In the urban context it included water supply, public streets, regulation of offensive, dangerous or obnoxious trades amongst others.

In the rural context the functions devolved related to Agriculture, Land improvement, implementation of land reforms, land consolidation and soil conservation, Animal Husbandry, Dairying and poultry, Fisheries, Minor irrigation, water management and others.

Between the Union and the states, the Constitution made a three-way distribution of legislative subjects:

Union List – The Parliament has exclusive powers to make laws on matters in the Union List. This has 100 subjects like defence, banking, foreign affairs, currency, census, audit and so on.

State List – The state legislature can make laws with respect to 61 subjects like public order, police, public health and sanitation, local government, and so on.

Concurrent List – Both, the Parliament and state legislature can make laws with respect to any of the matters enumerated in the Concurrent List. This list has 52 subjects like criminal law and procedure, civil procedure, marriage and divorce, population control and family planning, electricity and others.

Each elected representative may be held accountable for lapses in issues that fall within his purview as delineated above. Hence it is unfair to expect an MP to resolve those issues that squarely fall in a local body or state list subject.

How then do we assess an MP’s performance?

Attempts have been made by many organizations to track the performance of existing MPs based on different criteria. I find the MP track put together by Parliamentary Research Service (PRS) the most useful. They help you understand each MP’s performance on the following criteria:

  • Debates participated in
  • Private Member Bills proposed
  • Questions asked
  • Attendance

You can look at how active the MP has been by comparing the numbers against the national and state averages.

Additional details provided include: Nature of membership, Start of Term, End of Term, Number of terms, Constituency, State, Political party, Gender, Educational qualifications, Educational qualifications – details, age etc.

Take a look and you might be surprised at some of the top performing MPs in the above. In case your candidate has been an MP earlier, you must check this tracker.

Understanding the nature of our democracy

It is important to note that the Indian democracy is a representative form of democracy rather than a presidential one. Post emergency, after close to three decades of Indian Independence, a coalition government was formed ending the reign of the Congress majority governments. Since then we have had only three occasions where a single party crossed the magic 272 mark:

  • the INC led by Indira Gandhi in 1980,
  • the INC again, led by Rajiv Gandhi in 1984 and
  • the BJP led by Narendra Modi  in 2014

The last one formed a coalition government, in spite of having the numbers to form a government alone, as a consequence of a pre-poll alliance.

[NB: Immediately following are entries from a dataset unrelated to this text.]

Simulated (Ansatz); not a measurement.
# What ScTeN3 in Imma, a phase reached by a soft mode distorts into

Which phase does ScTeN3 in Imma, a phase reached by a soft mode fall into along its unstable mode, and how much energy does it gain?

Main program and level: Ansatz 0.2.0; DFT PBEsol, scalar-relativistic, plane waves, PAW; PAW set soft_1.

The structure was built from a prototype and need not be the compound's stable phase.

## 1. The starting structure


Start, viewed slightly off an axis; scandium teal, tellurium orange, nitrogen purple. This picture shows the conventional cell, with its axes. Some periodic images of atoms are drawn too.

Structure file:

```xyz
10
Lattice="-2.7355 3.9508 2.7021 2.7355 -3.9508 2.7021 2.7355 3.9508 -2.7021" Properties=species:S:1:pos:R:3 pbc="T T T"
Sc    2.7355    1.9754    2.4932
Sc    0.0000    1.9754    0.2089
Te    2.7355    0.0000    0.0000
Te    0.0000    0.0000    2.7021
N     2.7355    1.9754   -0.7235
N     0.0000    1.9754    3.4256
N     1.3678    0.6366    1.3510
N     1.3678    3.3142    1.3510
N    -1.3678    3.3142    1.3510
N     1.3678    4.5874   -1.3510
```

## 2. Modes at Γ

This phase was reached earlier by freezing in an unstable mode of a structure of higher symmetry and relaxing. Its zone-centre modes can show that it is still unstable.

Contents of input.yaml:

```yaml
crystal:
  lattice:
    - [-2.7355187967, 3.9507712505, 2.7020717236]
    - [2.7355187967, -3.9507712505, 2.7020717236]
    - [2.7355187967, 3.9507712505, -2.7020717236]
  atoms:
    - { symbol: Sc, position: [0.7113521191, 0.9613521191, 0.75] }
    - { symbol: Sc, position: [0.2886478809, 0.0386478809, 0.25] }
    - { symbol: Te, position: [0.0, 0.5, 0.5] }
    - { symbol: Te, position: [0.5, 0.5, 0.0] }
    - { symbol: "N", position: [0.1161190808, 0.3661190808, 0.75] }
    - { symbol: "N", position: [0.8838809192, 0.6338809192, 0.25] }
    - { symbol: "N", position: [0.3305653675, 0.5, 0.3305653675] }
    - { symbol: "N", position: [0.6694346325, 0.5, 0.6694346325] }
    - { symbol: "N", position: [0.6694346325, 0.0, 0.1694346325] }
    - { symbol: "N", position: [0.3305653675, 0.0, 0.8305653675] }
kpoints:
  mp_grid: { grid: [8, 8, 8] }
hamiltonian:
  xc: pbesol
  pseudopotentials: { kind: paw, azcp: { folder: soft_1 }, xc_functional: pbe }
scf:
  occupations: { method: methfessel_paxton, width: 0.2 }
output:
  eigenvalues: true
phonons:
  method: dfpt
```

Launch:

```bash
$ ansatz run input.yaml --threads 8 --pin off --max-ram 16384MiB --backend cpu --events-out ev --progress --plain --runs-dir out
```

When a voter is considering whom to vote for, she is often faced with many bewildering narratives. We may take three such constructs and look into whether they are misleading and why:

Myth I: Your vote to X will go waste as she is unlikely to win

Reality: The primary reason that everyone gets a chance to vote is to ensure that her views and desires are represented well in the parliament. It’s important that your vote goes to the candidate who will “represent your interest” rather than someone else’s.

Myth II: Even though X will win here, his party will not end up forming the government. Hence vote for Y.

Reality: The effectiveness of a parliamentarian is not too diminished in case her party doesn’t end up forming the government. She needs to be able to ensure that given the parliamentary procedures, she champions your and your fellow electors’ cause with whoever ends up running the government. Even if she is in the winning party, only less than 15 percent of MPs end up being in the Cabinet.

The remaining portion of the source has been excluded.